A new report out of Princeton University suggests that computers that learn human language will, at the same time, learn human prejudices.
Written by computer scientists, the report, "Semantics derived automatically from language corpora necessarily contain human biases," discusses the use of a typical language-learning algorithm to determine the associations between various English words. The results show similar biases to those found in traditional psychology research, as well as throughout a number of topics. The authors noted they were able to replicate each bias they had tested through the use of the computer model.
One example found a gender bias, as male names were more typically associated with words such as "management" and "salary." Meanwhile, female names were found to be associated more often with words such as "home" and "family."
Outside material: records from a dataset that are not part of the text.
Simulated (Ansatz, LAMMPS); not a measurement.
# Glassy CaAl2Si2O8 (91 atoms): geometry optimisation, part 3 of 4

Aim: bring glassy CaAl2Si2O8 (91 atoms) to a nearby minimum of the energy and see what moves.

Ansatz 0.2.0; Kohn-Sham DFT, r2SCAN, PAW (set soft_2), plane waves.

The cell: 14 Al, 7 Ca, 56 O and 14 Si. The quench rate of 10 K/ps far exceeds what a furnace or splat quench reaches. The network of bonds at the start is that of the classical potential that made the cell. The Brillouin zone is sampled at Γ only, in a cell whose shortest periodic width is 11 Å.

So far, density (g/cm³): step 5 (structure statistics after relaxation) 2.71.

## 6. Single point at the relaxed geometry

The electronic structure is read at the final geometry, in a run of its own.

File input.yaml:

The report also found instances of racial bias, where European American names were more likely to be considered to be "pleasant" when compared to African American names.
Researchers for the study tested the same type of computer program used by Google's search interface and Apple's Siri, as well as additional forms of software that connect with human language, known as a machine-learning algorithm.
The report states that this type of algorithm is only capable of learning by example. Close to one trillion words were taught to the algorithm using text from the internet. The algorithm was not specifically looking for any bias, but it determined the meaning of words by looking at their proximity to one another.
To determine how well the computer found biases, researchers looked at the strength of associations between various occupations, such as doctor and teacher, and words that describe women, such as female and woman. Researchers found the computer had quite accurately predicted the number of women working in each profession without having any understanding of jobs or work.
Algorithms are used every day to make decisions in a number of fields, including health care, criminal justice, and advertising, to name a few. Researchers for the study say that because of this, it is important to understand the biases held by computers.
A story published earlier in the year by ProPublica discussed racial bias held by systems that were used to assign "risk scores" to criminal defendants. Risk scores that were created with this bias could cause harm by placing more black people behind bars for longer periods of time than white people in a similar situation.
Researchers suggest that in order to combat this, a long-term interdisciplinary research program should be created including both cognitive scientists and ethicists. In the meantime, they state that corpora should be chosen for training machine learning that holds as little prejudice as possible. They add that more complex artificial intelligence architectures should be considered, including cognitive systems.